Wednesday, January 21, 2009
Comparing Accenture to IBM
The primary difference that I have noticed between these two firms is in culture. From my seat, Accenture lets the "best idea" win where IBM seems to be based more on where one falls in the hierarchy. Accenture gives young persons a lot of responsibility and expects them to sink or swim while providing excellent training and resources where as IBM seems to also believe in the sink or swim without always backing it with the right support model and instead relies on consultants to build their own networks for support and learning is more under fire or via online training but almost never through conferences or more effective methods that usually require physical presence.
I also had the opportunity to see the annual review cycle for both firms in that consultants from both had asked me to provide input to their managers. In one firm, it seemed as if they were handed their personal development goals while another allowed them to create their own. It is difficult to determine which model is better as there are times in my own career where I have preferred one over another.

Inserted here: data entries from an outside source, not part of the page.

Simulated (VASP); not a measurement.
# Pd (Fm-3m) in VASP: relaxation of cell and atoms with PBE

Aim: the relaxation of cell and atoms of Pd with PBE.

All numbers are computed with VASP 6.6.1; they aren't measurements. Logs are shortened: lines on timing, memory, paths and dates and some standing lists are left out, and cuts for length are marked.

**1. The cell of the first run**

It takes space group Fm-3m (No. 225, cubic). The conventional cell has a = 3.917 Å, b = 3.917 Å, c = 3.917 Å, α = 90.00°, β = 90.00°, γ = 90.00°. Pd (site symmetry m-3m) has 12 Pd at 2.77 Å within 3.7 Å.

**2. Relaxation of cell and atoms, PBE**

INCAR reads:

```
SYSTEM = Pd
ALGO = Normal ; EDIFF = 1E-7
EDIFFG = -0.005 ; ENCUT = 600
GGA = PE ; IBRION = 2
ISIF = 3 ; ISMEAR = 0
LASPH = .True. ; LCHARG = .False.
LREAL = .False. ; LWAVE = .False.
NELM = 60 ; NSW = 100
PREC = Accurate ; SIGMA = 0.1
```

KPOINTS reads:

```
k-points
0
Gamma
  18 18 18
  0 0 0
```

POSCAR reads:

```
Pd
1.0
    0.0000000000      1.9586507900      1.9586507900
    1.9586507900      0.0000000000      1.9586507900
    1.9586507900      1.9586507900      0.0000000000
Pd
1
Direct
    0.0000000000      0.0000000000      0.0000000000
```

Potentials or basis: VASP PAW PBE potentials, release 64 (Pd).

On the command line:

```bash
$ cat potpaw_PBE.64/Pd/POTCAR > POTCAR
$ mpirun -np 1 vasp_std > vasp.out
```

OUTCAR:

For example, many shops force your boss to participate in HR exercises where it is more of a ritual than anything meaningful. In this situation, I would rather just have it handed to me so as to not waste precious time of me actually thinking about how to improve without of course getting a budget for conferences, training or even purchasing books. For companies I have worked for that did value education and backed it with real tangible dollars, the model of creating your own development plan feels more appropriate.
Another experience that I have had was in encouraging folks from both firms to participate in my local OWASP chapter. The Accenture partner embraced the idea and immediately forwarded the calendar invite to everyone he knew where the IBM partner made less effort. I get the general feeling that to be a partner in Accenture comes with more responsibility, more autonomy and more desire in the way of making the client happy than in IBM.
On the other side, I think the IBM partner model feels more structured which is beneficial to clients who want their interactions to feel more scripted. There are times when you desire waterfall and IBM feels better in delivering against this model where everything is known upfront while Accenture feels more comfortable in an agile environment that is a lot less locked down.
A former co-author of mines, Scott Ambler is currently employed by IBM and is working very hard to encourage the engine to become lighterweight. I wonder what internal struggles he would love to talk about. I wonder if IBM will allow him to be truly successful?
Speaking of Scott, I remember several years ago an interesting debate he had in attempting to convince an Accenture consultant who was based in India that the only thing that proves working software is working software. The concept that comprehensive documentation proves working software is still a concept that is lost on both firms.
Finally, I would say that IBM cares about its employees a little bit more in that they have figured out more in the way of helping us thick headed client types eschew face time and instead work from home. I get the sense that work/life balance is more valued at IBM than it is at Accenture.